FANS OF dance are in for a treat next week when two of the most passionate and powerful dance forms, flamenco and Eastern dance come together in a vibrant and thrilling show at the Town Hall.
This two hours show features native dancers from Spain, France, Algeria, Brazil, France and Ireland performing in amazing costumes from ancient to modern style with flamenco fusion performances, Arabic dance and tribal fusion, which is the latest dance craze to emerge from California. It will also have sword and double veil dance in groups and solo. Yolanda, the main dancer from the company Les Oriantales en Couleurs, is coming specially from France to participate in this show in Galway.
The show is being produced by French-Algerian bellydancer Yasmina whose many credits include appearances with U2 and Demis Roussos. Speaking ahead of her forthcoming appearance in Galway she discloses it was only after she moved to Ireland that she started studying bellydancing, or Raqs Sharqi to give it its proper name. “I came here as an au pair to learn English but then met an Irish man and stayed,” she reveals. “I had already studied jazz and ballet but it was after I came to Ireland that I began seriously studying Middle-Eastern dance from Persia and Egypt. Since then one of my main aims has been to try to get bellydancing afforded the same kind of respect that other dance forms enjoy – to that end I only perform in theatres, never in bars or hotels for instance. Raqs Sharqi requires a lot of technique, it’s not easy to learn, even today I am still learning it myself.”

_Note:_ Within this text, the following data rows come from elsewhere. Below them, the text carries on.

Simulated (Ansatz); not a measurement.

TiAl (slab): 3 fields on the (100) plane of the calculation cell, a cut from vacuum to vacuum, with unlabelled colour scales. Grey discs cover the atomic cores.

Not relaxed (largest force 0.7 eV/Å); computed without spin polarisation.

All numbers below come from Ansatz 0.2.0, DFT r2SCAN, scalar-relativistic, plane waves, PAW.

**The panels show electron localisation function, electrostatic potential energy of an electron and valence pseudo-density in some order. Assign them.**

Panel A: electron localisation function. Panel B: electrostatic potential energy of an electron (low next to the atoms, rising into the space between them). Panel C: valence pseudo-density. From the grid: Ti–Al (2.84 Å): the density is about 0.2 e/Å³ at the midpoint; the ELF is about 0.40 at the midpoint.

Yasmina goes on to talk about the show at the Town Hall. “Flamenco has elements of African and Indian dance within it so that makes it easy to blend these different dance forms together in this fusion show. Flamenco is only about three hundred years old, whereas Egyptian dance goes back thousands of years. These are dances that are full of passion. The show features 10 dancers and will be roughly half flamenco and half Arabic dance in its content. We set out to show the traditonal origins of these dances and then move on to the more modern fusion types, such as the tribal fusion that has emerged in recent years from America. It’s a very colourful, energetic, show with amazing, funky costumes and terrific music. I think audiences will really enjoy it.”
Flamenco meets Eastern Dance is at the Town Hall Theatre for one night only on Sunday, August 30, at 8pm. Tickets are €18.